This volume celebrates the fortieth anniversary of the formation of the Selbständige Evangelisch-Lutherische Kirche (SELK) on June 25, 1972. It is packed with details about various efforts to unite Evangelical Lutherans in Germany who declared independence from state churches. The first seven chapters each treat groups of Lutherans that had formed in reaction against the Union Church: I. The Old Lutherans and II. The Immanuel Synod, both in Prussia; III. The Lutherans in Baden; IV The Lutheran Free Church, in Saxony and other states; V. The Renitente Church of the Unaltered Augsburg Confession; VI. The Lutheran Church in the region of Hesse; and VII. The Free Churches in Hannover. Six topical chapters deal withVIII. World Mission; IX. Jewish Mission; X. The Diaconate; XI. Educational Efforts; XII. Efforts at larger unions; and XIII. Ecumenical Issues.
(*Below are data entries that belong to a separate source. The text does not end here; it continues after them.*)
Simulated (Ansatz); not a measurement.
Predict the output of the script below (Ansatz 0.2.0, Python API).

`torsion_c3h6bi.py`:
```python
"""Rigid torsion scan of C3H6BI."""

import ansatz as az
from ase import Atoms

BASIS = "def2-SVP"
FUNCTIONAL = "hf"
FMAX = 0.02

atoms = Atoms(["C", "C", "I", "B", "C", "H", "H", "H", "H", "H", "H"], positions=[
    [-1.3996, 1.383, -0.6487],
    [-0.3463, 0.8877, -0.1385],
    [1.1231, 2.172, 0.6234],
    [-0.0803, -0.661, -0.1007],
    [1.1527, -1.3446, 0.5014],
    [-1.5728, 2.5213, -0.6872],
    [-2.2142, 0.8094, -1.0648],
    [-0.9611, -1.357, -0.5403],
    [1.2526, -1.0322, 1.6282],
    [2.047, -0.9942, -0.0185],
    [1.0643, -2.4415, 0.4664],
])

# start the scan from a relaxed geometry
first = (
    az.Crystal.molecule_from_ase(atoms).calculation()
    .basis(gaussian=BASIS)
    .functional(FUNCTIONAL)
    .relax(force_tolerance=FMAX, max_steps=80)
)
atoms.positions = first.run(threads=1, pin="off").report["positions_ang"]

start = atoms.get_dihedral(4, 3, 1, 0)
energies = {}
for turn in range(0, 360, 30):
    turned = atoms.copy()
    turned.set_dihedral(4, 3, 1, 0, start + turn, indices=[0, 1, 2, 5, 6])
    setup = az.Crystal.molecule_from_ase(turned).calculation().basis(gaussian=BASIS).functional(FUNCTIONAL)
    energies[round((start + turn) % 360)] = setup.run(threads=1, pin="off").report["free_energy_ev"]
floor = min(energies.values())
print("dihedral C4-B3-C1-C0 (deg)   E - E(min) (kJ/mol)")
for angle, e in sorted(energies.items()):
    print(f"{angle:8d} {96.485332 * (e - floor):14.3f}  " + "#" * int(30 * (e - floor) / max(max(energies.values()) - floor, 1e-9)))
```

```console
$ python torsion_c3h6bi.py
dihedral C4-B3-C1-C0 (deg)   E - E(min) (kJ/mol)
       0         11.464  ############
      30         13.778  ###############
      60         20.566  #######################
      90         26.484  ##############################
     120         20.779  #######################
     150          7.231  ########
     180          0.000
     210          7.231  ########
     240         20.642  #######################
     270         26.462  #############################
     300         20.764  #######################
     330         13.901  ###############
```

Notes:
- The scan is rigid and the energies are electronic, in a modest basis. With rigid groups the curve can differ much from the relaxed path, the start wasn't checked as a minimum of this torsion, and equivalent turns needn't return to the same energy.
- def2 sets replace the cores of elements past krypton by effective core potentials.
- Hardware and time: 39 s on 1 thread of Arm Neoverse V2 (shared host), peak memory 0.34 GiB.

A separate companion volume provides detailed historical documentation from the past two hundred years. The present volume lists such documents, along with Leaders and sites that played important roles. Including the editors, who serve on the faculty at the Lutherische theologische Hochschule in Oberursel, Germany, eight authors contributed chapters. Thirty photographs are primarily of major players. This volume also discusses two other independent German Lutheran groups, the ELFK (Evangelische-Lutherische Freikirche) and the ELKiB (Evangelisch-Lutherische Kirche in Baden).
Brief comments from the early chapters will have to suffice to give a taste of the volume. Chapter I describes how the Prussian State, under Friedrich Wilhelm III, sought to streamline church administration through a union of Lutheran and Reformed Churches in the early 1800s. The resulting forms for pastoral examinations, ordination, Eucharistic fellowship and the pressure for a common liturgy brought tensions to a head. When the union was established in 1830, pushback from »Lutherans« followed. Johann Gottfried Scheibel, a professor in Breslau, was the first of many to lose a teaching or pastoral position. The harshest blow was struck by infantry and cavalry against the parish in Hönigern on Christmas Eve, 1834. Friedrich Wilhelm IV lightened the pressure in 1847 so that those who wanted to continue as »Old Lutherans« could have limited freedoms. Chapter II describes how others during this decade left the union church but came up with a different way to structure the church; a separate Immanuel Synod was formed (1864).
Prussian expansion during the 1860s and unionistic pressures brought other groups of Lutherans into the discussion about forming their own free churches. Chapter III speaks of Lutherans and the Reformed uniting in Baden in 1821. Carl Eichhorn, pastor in Nußloch/Heidelberg, rejected that solution and left for confessional reasons in 1850, joining the Prussian Lutherans. Others left as well; three other separate groups that formed in Baden united only in 1903.They remain independent (the ELKiB). The union in Saxony (Chapter IV) dates to 1817. In 1846, Friedrich August Brunn led those who left that union, supported by both Wilhelm Löhe and C.F.W. Walther. Later, Karl Georg Stöckhardt and some missionaries formed the Evangelical-Lutheran Free Church in Saxony, offering greater participation by the laity. Stöckhardt later came to the U. S. and taught for the Lutheran Church-Missouri Synod.
Space precludes even brief comments from the other chapters. This volume gives a taste of the key events that led to the formation of the churches that now form the SELK and matters of church polity, sacramental practice, and mission emphases important to it. It is a helpful, though brief overview and introduction to the background of the SELK.